The vndata and itagdp dataset
Daniele Girolimetto
2024-06-07
Source:vignettes/articles/Dataset-vndata-and-itagdp.qmd
Dataset-vndata-and-itagdp.qmd
vndata
: Groupped monthly time series
The Australian Tourism Demand dataset (Girolimetto et al., 2024; Wickramasuriya et al., 2018) measures the number of nights Australians spent away from home. It includes 228 monthly observations of Visitor Nights (VNs) from January 1998 to December 2016, and has a cross-sectional grouped structure based on a geographic hierarchy crossed by purpose of travel. The monthly bottom times series are available at robjhyndman.com/data/TourismData_v3.csv.
# Dataset
data(vndata)
str(vndata)
#> Time-Series [1:228, 1:525] from 1998 to 2017: 45151 17295 20725 25389 20330 ...
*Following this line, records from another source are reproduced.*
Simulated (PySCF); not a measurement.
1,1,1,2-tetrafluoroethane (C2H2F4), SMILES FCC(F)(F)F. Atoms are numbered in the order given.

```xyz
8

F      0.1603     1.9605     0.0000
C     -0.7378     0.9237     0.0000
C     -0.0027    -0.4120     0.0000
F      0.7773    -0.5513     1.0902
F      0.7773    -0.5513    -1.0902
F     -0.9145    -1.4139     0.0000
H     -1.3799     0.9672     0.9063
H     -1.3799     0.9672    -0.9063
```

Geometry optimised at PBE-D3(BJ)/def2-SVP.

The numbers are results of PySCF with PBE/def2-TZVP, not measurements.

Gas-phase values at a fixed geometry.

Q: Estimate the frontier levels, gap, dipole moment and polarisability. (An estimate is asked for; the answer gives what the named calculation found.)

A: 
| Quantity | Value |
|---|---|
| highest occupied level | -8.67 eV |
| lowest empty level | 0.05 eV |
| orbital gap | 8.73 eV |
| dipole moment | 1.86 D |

#> - attr(*, "dimnames")=List of 2
#> ..$ : NULL
#> ..$ : chr [1:525] "Total" "A" "B" "C" ...
# Aggregation matrix
data(vnaggmat)
str(vnaggmat)
#> int [1:221, 1:304] 1 1 0 0 0 0 0 0 1 0 ...
#> - attr(*, "dimnames")=List of 2
#> ..$ : chr [1:221] "Total" "A" "B" "C" ...
#> ..$ : chr [1:304] "AAAHol" "AAAVis" "AAABus" "AAAOth" ...
id_bts <- colnames(vnaggmat)[round(seq(1, NCOL(vnaggmat), length.out = 10))]
states <- c("NSW", "VIC", "QLD", "SA", "WA", "TAS", "NT")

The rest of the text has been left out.